Western Bluebird – FOY for both of us in 2019
I am not going to include each place we birded – just focusing on the highlights. At the Northern Pacific Railroad Ponds in South Cle Elum, we again had good birding. Nothing new for me, but Jon picked up both Tree and Violet Green Swallows as more new for the year species, FOYs. We also had a fun experience where we saw three Chickadee species in the same tree, Chestnut Backed, Black Capped and Mountain. We also had all three Nuthatch species and a large flock of calling Red Crossbills (another FOY for Jon). The Chestnut Backed Chickadee is really beautiful and I really like this picture.
Chestnut Backed Chickadee
Violet Green Swallow
Nothing new on the Ponds themselves, but it is a good place for waterfowl in the County. We had half a dozen duck species as well as Canada Goose and Trumpeter Swan.

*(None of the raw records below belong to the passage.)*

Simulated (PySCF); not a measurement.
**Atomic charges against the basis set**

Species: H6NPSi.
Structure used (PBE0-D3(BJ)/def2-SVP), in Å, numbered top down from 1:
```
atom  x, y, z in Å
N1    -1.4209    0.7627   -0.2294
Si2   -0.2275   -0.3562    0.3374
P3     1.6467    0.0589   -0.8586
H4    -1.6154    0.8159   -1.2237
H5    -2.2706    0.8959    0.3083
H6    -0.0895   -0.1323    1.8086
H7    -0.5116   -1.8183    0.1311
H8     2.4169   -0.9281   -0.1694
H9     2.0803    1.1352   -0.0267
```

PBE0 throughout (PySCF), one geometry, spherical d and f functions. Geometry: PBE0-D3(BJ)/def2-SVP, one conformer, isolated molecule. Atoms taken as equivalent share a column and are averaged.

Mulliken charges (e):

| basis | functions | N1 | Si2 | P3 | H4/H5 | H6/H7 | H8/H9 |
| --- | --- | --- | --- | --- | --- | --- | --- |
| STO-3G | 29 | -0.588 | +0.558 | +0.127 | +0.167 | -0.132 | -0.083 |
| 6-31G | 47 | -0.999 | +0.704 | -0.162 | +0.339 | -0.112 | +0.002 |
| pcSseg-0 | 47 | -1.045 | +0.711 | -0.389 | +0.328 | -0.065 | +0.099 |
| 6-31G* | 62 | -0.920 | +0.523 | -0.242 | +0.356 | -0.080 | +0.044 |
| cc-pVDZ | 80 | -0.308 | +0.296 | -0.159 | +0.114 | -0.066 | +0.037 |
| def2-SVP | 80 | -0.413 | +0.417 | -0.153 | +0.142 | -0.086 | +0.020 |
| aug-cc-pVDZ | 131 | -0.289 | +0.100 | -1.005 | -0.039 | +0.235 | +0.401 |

So I had one FOY and Jon was already at 5, but this is a collaboration and not a competition so we could both celebrate with a stop at the Cle Elum Bakery. Yum… Then it was on to visit Deb Essman in Ellensburg but since I had seen an Ebird report from Hank Heiberg that he had seen some Evening Grosbeaks on Red Bridge Road, we headed there first. About a half mile from the map spot on his report I heard some chatter that I thought might be our target and we pulled over to search. There were Evening Grosbeaks but they were playing hide and seek high up in the conifers. We had poor visuals and no photo ops so backtracked and went up Highway 970 looking for a better view. They still teased us and the photo below of a bland female or juvenile is the best I could come up with. But a FOY for both of us.
Evening Grosbeak – FOY for both of us in 2019
Unfortunately Deb could not join us for some more birding, but it is always fun to visit with her and Bill. The Great Horned Owl that has often been roosting in their front yard was not at home but Deb thought it likely that there would be an owl on its nest a bit further down Brick Mill Road where there had been one last year as well. She was right and Jon and I each had another FOY.
Great Horned Owl on Nest – FOY for both of us in 2019
We continued on to the Sage/Shrub Steppe habitat along Vantage Highway. We hoped for several new species – ones that we have seen there before even earlier in years past, but we wondered about the impact of all of the snow. Our targets were Say’s Phoebe, Sagebrush Sparrow, Mountain Bluebird, Rock and Canyon Wrens and Sage Thrasher. There had been multiple sightings of the Phoebe in the county but only single reports of the next three, a few reports for Canyon Wren and none for the Sage Thrasher. At the Western end of the good area there was still lots of snow. By the time we got to them – on Recreation Road, a much drier area anyhow, there was none. Before we got into the prime birding territory we had one of those great finds that are always possible when out in nature – a large herd of Elk on the top of a nearby ridge – over 100 magnificent animals.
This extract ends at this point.